A Simple Scan Variable Command

A Simple Scan Variable Command

Recently I did some CL programming for one client that made use of the %SCAN and %CHECKR built in CL functions. This client was at Release 7.2, which is apparently the first release to support these BIFs.

Then, I imported the CL source onto another client’s system (why code the same thing twice, right?). The compiles failed, and the errors pointed to those BIFs. Dang. The client’s system was only at 7.1.

Scanning for a Pattern in a String (SCANVAR)

I needed a solution. Recalling IBM‘s QCLSCAN API I had used long ago, I proceeded to create the following commands:

CMD PROMPT(‘Scan for a Pattern in a String’) +
MSGF(QUSRMSG) ALLOW(*IPGM *BPGM)

PARM KWD(STRING) TYPE(*CHAR) LEN(999) MIN(1) +
EXPR(*YES) INLPMTLEN(32) +
PROMPT(‘Character string (999)’)

PARM KWD(STRINGLEN) TYPE(*DEC) LEN(3) MIN(1) +
PROMPT(‘String length (3,0)’)

PARM KWD(STARTPOS) TYPE(*DEC) LEN(3) MIN(1) +
PROMPT(‘Start position (3,0)’)

PARM KWD(PATTERN) TYPE(*CHAR) LEN(999) MIN(1) +
EXPR(*YES) INLPMTLEN(32) PROMPT(‘Scan +
pattern (999)’)

PARM KWD(PATTERNLEN) TYPE(*DEC) LEN(3) MIN(1) +
PROMPT(‘Pattern length (3,0)’)

PARM KWD(UPPERCASE) TYPE(*CHAR) LEN(1) RSTD(*YES) +
DFT(*NO) SPCVAL((*NO 0) (*YES 1)) +
PROMPT(‘Translate to upper case?’)

PARM KWD(TRIMBLANKS) TYPE(*CHAR) LEN(1) +
RSTD(*YES) DFT(*NO) SPCVAL((*NO 0) (*YES +
1)) PROMPT(‘Trim trailing blanks?’)

PARM KWD(WILDCARD) TYPE(*CHAR) LEN(1) DFT(*NONE) +
SPCVAL((*NONE ‘ ‘)) PROMPT(‘Wilcard +
character (1)’)

PARM KWD(RESULT) TYPE(*DEC) LEN(3) RTNVAL(*YES) +
MIN(1) PROMPT(‘Result (3,0)’)
DEP1: DEP CTL(*ALWAYS) PARM((RESULT)) MSGID(CMD0002)
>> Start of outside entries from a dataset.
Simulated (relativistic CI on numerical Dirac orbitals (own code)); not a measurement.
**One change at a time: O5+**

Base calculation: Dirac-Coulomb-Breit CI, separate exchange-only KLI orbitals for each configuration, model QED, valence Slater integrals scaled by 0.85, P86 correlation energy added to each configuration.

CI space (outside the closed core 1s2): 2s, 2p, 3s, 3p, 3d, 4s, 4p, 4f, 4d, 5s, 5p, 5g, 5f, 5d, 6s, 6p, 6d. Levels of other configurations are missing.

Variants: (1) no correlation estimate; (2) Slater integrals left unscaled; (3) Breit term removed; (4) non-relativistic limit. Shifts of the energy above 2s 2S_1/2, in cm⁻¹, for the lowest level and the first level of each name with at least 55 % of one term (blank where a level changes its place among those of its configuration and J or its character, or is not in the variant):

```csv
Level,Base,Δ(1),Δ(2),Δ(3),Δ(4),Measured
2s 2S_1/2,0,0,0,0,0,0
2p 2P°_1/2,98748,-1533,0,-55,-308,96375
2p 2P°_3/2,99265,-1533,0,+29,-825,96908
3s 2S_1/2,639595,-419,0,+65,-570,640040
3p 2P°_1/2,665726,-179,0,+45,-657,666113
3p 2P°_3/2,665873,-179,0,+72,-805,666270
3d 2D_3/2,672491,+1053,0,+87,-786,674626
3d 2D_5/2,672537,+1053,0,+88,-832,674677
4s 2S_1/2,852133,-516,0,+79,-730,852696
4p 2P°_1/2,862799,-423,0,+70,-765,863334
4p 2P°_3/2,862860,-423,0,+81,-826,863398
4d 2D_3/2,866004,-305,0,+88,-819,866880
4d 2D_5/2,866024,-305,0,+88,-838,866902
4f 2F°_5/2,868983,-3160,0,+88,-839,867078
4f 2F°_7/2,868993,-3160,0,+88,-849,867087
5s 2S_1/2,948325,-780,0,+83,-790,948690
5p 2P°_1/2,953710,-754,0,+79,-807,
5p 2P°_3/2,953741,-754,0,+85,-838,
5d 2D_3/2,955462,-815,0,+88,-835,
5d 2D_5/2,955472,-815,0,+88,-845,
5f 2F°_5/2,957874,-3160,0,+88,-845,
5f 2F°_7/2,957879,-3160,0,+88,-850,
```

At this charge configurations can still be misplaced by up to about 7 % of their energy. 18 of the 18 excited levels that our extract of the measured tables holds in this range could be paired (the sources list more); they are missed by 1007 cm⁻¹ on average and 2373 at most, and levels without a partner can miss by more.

This command maps directly to the QCLSCAN parameters, so there is no need to create a special command processor. Just be sure to compile the command with PGM(QCLSCAN) as an override. (Unfortunately, overriding the Command Processor is not a value that can be defined in the CMD statement in the source. An oversight?).

Here’s a brief summary of the parameters involved.

String (to scan). This is the character string within which you want to find a smaller target string. In common PHP terms, this would be called the “haystack” (where we’d look for the “needle”).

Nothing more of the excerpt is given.